ROSWELL, N.M. (KRQE) – One New Mexico city is looking to raise traffic fines, and not just by a little.
The city argues it’s long overdue and that more expensive tickets will mean safer drivers.
City leaders in Roswell are looking at a proposal that they are hoping will have people think twice before speeding or running stop signs and red lights.
“Maybe if the laws were a little bit sterner and stiffer, people would be more inclined to obey the law,” said Municipal Court Judge Lou Mallion.
City Hall asked the Roswell Police Department to compare fines and fees in Roswell to other cities around New Mexico. They presented their findings to the city council public safety committee on Monday night.

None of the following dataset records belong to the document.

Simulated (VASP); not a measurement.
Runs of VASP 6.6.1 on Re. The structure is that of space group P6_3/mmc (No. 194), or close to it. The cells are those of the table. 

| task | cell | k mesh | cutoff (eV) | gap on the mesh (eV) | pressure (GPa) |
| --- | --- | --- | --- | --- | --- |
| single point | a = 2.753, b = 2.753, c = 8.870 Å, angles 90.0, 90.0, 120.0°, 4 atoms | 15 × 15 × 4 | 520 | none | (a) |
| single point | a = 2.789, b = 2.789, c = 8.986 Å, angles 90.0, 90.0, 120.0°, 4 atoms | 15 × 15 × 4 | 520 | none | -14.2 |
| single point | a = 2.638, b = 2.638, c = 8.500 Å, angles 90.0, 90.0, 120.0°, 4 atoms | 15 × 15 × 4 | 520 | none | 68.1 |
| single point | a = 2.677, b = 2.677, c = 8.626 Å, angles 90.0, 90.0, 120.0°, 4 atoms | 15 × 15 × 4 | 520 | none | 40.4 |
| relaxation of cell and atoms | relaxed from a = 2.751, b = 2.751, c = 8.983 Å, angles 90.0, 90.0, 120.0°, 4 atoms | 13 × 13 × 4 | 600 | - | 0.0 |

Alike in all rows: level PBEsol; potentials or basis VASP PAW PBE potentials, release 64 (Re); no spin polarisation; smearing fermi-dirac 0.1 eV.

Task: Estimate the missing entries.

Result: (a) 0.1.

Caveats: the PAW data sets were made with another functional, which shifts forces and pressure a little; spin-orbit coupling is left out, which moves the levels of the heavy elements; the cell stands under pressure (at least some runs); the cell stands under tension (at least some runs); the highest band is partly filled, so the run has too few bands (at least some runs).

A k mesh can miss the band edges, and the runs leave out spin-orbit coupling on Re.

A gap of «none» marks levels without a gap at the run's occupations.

The proposal suggests increasing municipal court traffic fines and fees across the board. If passed a seatbelt ticket that now costs $54 would soar to $95. All speeding fines would go up too.
“In the proposal that was given to the public safety committee, those would go up anywhere from a little less than double to as you get into some of the higher speeds of speeding, a little bit more than double,” said Todd Wildermuth, spokesperson for the city of Roswell.
Judge Mallion believes this is long overdue.
“The fine proposal is needed for the simple fact that Roswell is so far behind everybody else and officers get laughed at when they tell somebody the fine is 15 dollars,” he said.
Some people in Roswell say that if the fines are increased they’ll pay more attention to the laws.
“I try to obey the law the best I can and of course if the rates go up it’s probably going to make me a little bit more aware of being aware of where I’m at and what I’m doing,” said Todd Verciglio, Roswell resident.
Some say traffic tickets in Roswell already cost enough.
“I really think that they’re high enough, but I think it depends on the violation itself,” said Roswell resident, Linda Nowak.
It’s not just driving citations, the fine for littering would go from the judge’s discretion, to an automatic $350 fine.
It could be a couple months before the proposal makes it to a full city council vote.